Long example: fractals

To get an idea on more realistic, longer running jobs there is also a "fractals" example. The fractals code will recursively generate an image based on parameters received from PiCaS. The work can take from 10 seconds up to 30 minutes per token.

Create tokens
To add the fractals job tokens to your DB, run:
./createTokens
>>> /tmp/tmp.abc123

This will generate an outputfile, in this case called /tmp/tmp.abc123. Pass the outputfile to the pushTokens.py code:

python pushTokens.py /tmp/tmp.abc123

Now the tokens are available in the database.

Prepare code
Next, the binary for the fractal calculation needs to be built:
cc src/fractals.c -o bin/fractals -lm

And finally, the process_task.sh code needs to call a different command. Replace:

bash -c "$INPUT"

with:

bin/fractals -o $OUTPUT $INPUT

to ensure that the fractals code is called.

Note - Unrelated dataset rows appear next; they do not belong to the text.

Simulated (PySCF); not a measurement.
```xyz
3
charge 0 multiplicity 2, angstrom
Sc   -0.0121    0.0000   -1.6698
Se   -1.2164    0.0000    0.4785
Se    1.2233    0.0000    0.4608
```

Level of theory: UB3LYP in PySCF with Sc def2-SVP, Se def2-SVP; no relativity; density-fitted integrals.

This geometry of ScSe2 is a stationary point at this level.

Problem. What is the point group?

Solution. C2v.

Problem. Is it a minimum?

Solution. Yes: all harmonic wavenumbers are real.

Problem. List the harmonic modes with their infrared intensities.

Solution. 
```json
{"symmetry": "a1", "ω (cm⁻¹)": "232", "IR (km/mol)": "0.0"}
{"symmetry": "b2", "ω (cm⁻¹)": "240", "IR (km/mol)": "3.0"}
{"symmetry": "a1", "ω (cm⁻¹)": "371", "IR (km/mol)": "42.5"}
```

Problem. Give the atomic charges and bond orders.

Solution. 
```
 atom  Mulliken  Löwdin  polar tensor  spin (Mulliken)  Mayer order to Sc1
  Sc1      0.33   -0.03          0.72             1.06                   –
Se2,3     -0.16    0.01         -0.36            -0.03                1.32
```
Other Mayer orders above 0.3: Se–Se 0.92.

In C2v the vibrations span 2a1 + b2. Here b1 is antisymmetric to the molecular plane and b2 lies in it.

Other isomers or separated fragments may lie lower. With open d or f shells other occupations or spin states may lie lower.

Run jobs locally, SLURM cluster or Grid

Now, you can run your jobs whichever way you want (locally, SLURM cluster or the Grid), using the general instructions as described above for the quick example!

Check results

The fractals code will generate an outputfile named output_token_X. If the jobs are run locally or on Spider, you can find the outputfile in your work directory. For jobs that are processed on the Grid, you can transfer the outputfile to a remote storage location at the end of your job script process_task.sh. To check the results, convert the output file to PNG format and display the picture:

convert output_token_X output_token_X.png
display output_token_X.png

Advanced features

Stop criteria

In the main program of local-example.py, the work is executed by this line:

actor.run(max_token_time=1800, max_total_time=3600, max_tasks=10, max_scrub=2)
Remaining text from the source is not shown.